A federal appeals court decided Friday that the Public Company Accounting Oversight Board, and the Sarbanes-Oxley Act that created it, are constitutional. The ruling denies a claim that the existence of the PCAOB violates the Constitution’s separation-of-powers principle.
The decision by the U.S. Court of Appeals for the District of Columbia Circuit preserves Sarbanes-Oxley and the board, which watches over auditors of public companies. The premise of the challenge was that because Congress created the board it should be accountable to the President, but instead it is an independent entity whose members are appointed by an independent agency (the Securities and Exchange Commission) and that functions with broad executive powers.
The challenge began in 2006 when Beckstead and Watts LLP, a Nevada-based accounting firm, complained that the PCAOB was not a legal body after the board criticized the firm for some of its audits in 2004. The Free Enterprise Fund, a policy group that fights for small government issues, took the PCAOB to court on behalf of Beckstead.
Michael Carvin, an attorney at Jones Day in Washington, D.C., argued the case for the Free Enterprise Fund but was not available for comment on Friday.

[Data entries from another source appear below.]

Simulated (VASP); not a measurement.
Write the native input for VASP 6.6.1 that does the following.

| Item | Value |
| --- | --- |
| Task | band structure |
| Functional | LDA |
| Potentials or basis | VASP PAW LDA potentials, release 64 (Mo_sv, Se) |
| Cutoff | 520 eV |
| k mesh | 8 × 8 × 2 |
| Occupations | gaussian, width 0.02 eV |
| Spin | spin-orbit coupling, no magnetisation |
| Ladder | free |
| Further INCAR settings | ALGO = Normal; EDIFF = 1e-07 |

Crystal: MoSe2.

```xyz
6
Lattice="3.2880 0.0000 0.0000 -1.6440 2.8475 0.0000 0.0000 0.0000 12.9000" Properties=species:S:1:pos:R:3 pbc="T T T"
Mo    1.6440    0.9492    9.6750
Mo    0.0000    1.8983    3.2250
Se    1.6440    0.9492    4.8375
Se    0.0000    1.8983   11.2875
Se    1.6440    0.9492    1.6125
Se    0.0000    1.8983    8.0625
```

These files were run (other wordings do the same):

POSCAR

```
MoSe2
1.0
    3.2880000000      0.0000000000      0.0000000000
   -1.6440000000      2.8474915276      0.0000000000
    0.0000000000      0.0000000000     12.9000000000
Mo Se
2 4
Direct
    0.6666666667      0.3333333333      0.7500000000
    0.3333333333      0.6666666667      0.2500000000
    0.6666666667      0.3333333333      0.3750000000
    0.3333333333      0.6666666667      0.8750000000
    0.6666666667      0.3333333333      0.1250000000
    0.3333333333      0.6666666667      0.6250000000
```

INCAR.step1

In an article last April in the New York University Journal of Law and Business, Carvin wrote about how the separation of powers between branches of government protects citizens and political institutions by creating checks and balances. “Congress violated these fundamental precepts when, in reaction to headline-grabbing accounting scandals involving Enron, WorldCom, and other companies, it hastily created the Public Company Accounting Oversight Board as part of the Sarbanes-Oxley Act of 2002,” he wrote.
The board’s reporting structure violates the separation-of-powers principle under Article II of the Constitution, the lawsuit contended, because “the board’s wide-ranging exercise of executive or administrative power is immune from presidential supervision or control.” The lawsuit, which notes that the PCAOB is not appointed by or removable by the President, also cites the Article II provisions stating that “executive power shall be vested in the President” and “he shall take care that the laws be faithfully executed.”
Friday’s 2-1 decision by a three-judge panel could still be appealed to a circuit appeals court or to the Supreme Court, if either opts to take the case. Ultimately the judges in favor of the decision concluded that since the chairman of the SEC serves at the President’s pleasure and the SEC appoints PCAOB members, the President has sufficient influence over the board despite not appointing its members.
Taking a less-nuanced approach, Judge Brett Kavanaugh, the lone dissenter, argued that the restrictions on the President’s authority over the board render the PCAOB “divorced from Presidential control to a degree not previously countenanced in our constitutional structure.”
“The two constitutional flaws in the PCAOB statute are not matters of mere etiquette or protocol,” wrote Kavanaugh.
For their part, the PCAOB and the SEC were pleased with the decision.
“The PCAOB is gratified by the Court of Appeals’ decision today, upholding the District Court’s decision in the PCAOB’s favor,” it said in a statement, noting that several investor groups backed such an outcome.
SEC chairman Christopher Cox called the result “welcome news” and maintained that the PCAOB’s continued existence is “vital to protecting investors and furthering the public interest.”
If the Free Trade Fund had been successful, defenders of Sarbanes-Oxley argued, the legitimacy of such other independent agencies as the SEC, the Federal Communications Commission, and the Federal Trade Commission could have been called into question.
“To roll the clock back because of a technical issue with the law would be throwing the baby out with the bathwater,” Patrick Finnegan, director of the financial reporting policy group at the CFA Institute, told CFO.com. “This is ultimately in the best interests of lots of people at the table.”